The administrator-controlled replay delay is set using a parameter called ReplayLagTime, which dictates the amount of time the Exchange replication service should wait before replaying log files that have been copied to the SCR target computer. The format is Days.Hours:Minutes:Seconds, and the default value is 24 hours. The maximum allowable setting for this value is seven days. The minimum allowable setting is zero seconds, and setting this value to zero seconds effectively eliminates any delay in log replay activity above the default delay of 50 log files.
In addition to ReplayLagTime, Exchange has a built-in, hardcoded delay of 50 log files, regardless of the value for ReplayLagTime. To determine when a log file should be replayed, Exchange uses the larger of ReplayLagTime or x log files, where x=50. This is an additional safeguard against the need to reseed a storage group in situations where an SCR source that uses continuous replication (for example, a clustered mailbox server in a CCR environment) experiences a failover and one or more storage groups need to be brought online using the Restore-StorageGroupCopy cmdlet. (Seeding is the process of using the Extensible Storage Engine (ESE) streaming backup APIs to make an online copy of the SCR source database on the SCR target computer.) By delaying replay activity on the SCR targets, when a lossy failover for an SCR source occurs, the chances of needing to reseed the SCR copies will be minimized because the nature of the data loss on the SCR source puts the two copies closer together in time.
Truncation Lag Time
In the RTM version of Exchange 2007, rules are enforced in a continuous replication environment so that a log file is not deleted unless it has been backed up and replayed into the copy of the database. When using SCR, this rule is modified. SCR (which introduces the concept of multiple database copies) allows log files to be truncated on the SCR source computer as soon as they are inspected by all SCR target computers. Log truncation at the SCR source server does not wait until all logs have been replayed into all SCR targets because SCR target copies can be configured with large log replay lag times.
You can also add an additional delay to log truncation by using a new parameter called TruncationLagTime, which specifies how long the Exchange replication service should wait (in Days.Hours:Minutes:Seconds format) before truncating log files that have been copied to the SCR target computer and replayed into the copy of the database. The time period begins as soon as the log files have been successfully replayed into the copy of the database. The maximum allowable setting for this value is seven days, while the minimum is zero seconds, although zero seconds effectively eliminates any delay in log truncation activity.

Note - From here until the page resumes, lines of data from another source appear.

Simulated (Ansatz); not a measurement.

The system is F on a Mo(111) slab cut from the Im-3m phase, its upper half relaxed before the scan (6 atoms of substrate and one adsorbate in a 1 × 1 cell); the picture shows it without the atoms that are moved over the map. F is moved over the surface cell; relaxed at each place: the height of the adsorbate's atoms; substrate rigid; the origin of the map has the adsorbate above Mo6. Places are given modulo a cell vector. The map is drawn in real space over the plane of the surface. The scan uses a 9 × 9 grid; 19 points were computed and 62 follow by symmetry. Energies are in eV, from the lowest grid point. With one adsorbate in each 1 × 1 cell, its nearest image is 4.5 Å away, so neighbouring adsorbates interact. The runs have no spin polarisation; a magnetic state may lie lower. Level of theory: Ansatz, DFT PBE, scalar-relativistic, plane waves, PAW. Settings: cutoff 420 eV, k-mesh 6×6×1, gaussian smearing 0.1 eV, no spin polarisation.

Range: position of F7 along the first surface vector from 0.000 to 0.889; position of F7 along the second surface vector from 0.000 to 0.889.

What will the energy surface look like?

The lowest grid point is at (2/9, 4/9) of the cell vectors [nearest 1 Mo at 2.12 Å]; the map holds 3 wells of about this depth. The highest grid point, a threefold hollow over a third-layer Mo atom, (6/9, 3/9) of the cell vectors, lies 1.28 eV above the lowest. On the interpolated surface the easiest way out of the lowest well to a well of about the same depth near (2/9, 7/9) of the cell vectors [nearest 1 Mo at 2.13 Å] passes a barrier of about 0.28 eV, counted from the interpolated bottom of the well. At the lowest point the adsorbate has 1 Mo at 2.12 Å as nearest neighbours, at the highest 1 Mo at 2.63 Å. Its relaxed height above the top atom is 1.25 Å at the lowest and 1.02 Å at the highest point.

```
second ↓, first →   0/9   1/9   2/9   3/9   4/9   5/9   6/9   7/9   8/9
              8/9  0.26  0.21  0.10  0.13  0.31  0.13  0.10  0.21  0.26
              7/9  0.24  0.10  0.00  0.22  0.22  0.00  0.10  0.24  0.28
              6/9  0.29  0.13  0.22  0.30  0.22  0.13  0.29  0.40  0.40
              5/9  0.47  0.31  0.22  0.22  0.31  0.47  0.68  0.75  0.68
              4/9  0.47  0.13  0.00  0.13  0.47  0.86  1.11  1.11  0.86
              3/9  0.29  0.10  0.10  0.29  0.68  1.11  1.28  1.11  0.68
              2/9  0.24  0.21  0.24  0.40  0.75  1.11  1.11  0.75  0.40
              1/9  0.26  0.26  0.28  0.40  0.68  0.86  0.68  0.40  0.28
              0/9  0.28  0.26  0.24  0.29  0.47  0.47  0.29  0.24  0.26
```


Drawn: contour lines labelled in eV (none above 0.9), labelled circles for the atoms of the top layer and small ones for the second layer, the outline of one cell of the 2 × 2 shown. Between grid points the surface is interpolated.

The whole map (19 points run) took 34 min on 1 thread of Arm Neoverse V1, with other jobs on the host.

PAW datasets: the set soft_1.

In an SCR environment, a background thread runs every three minutes to determine if any log files need to be truncated. If the log file generation sequence is below the log file checkpoint for the storage group, and the log file is older than ReplayLagTime + TruncationLagTime, a log file on the SCR target will be truncated.
In an LCR or CCR environment that is extended with SCR, a log file on the SCR target will be truncated if the following four criteria are met: the log file has been backed up, the log file generation sequence is below the log file checkpoint for the storage group, the passive copy of the storage group is in a state that allows the log file to be truncated, and all SCR targets have inspected the log file.
Enabling and Managing SCR
SCR is enabled using the Enable-StorageGroupCopy cmdlet in the Exchange Management Shell, which has been updated in SP1 with some new parameters. As described above, ReplayLagTime and TruncationLagTime can give you control over some of the behavior of SCR targets. Another parameter, SeedingPostponed, can be used to skip the initial seeding of the SCR target. Postponing seeding is useful in a variety of situations. For example, say the database in the storage group being enabled for SCR is 100GB. You might not want 100GB of data to traverse the network during peak production times. The SeedingPostponed parameter gives you the option of enabling SCR immediately and performing a seeding task later. When you're ready, you can manually seed the SCR target using the Update-StorageGroupCopy cmdlet.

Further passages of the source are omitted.